Description
We are pleased to announce that the recipient of the Light Work Photobook Award 2019 is Andres Gonzalez for the monograph, American Origami, co-published by Light Work and Fw:Books. We award The Light Work Photobook Award each year to an artistic project that deserves international attention. As with all of Light Work’s programs, our desire in selecting the artists to receive this recognition is to highlight emerging and underrepresented artists of diverse backgrounds.
“American Origami presents an unusual and moving reflection on the complexity of a seemingly endless cycle of gun violence in America—a timely publication that is visually striking, poetic, and painful,” said Light Work Director Shane Lavalette. “We are pleased to present Andres Gonzalez with the Light Work Photobook Award, for this powerful project and are thrilled to collaborate with Fw:Books to co-publish the book this year.”

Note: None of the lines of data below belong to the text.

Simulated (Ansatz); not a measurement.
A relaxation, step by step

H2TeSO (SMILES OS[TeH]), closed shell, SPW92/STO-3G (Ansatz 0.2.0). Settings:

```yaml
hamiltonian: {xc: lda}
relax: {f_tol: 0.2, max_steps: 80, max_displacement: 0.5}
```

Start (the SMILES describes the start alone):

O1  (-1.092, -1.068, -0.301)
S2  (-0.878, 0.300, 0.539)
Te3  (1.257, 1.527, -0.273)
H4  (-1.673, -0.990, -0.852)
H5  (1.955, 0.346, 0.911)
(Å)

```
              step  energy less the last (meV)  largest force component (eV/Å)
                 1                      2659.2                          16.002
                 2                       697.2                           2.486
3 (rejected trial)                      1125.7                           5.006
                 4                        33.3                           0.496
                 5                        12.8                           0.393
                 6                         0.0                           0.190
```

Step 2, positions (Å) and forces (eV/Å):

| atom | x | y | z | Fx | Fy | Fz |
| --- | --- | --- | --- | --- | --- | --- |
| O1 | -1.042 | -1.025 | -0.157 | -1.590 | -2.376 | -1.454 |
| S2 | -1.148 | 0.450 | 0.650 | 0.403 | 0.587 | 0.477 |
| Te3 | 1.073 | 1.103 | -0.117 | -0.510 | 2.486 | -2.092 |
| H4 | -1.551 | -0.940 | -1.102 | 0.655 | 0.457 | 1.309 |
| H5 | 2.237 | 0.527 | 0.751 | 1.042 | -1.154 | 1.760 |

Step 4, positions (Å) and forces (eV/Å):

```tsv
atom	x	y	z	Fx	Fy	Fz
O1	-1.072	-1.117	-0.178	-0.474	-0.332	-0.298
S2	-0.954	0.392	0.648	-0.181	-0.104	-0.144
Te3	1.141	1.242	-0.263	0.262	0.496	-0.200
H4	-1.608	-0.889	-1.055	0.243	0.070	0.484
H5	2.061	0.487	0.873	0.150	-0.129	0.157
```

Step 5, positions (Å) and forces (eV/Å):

Andres Gonzalez’s raw project closely examines the epidemic of mass shootings in American schools. His collection of first-person interviews, condolence items, ephemera, and blunt images—made and archival—coalesce in this compelling photobook, depicting a country that violence has sometimes overwhelmed. Gonzalez elaborates, “The varied elements repeat and fold into each other, illuminating the relationship between myth-making and atonement.” Media coverage of American Origami includes All Things Considered (NPR), huck, Le Monde, Photo District News (PDN), and Virginia Quarterly Review (VQR).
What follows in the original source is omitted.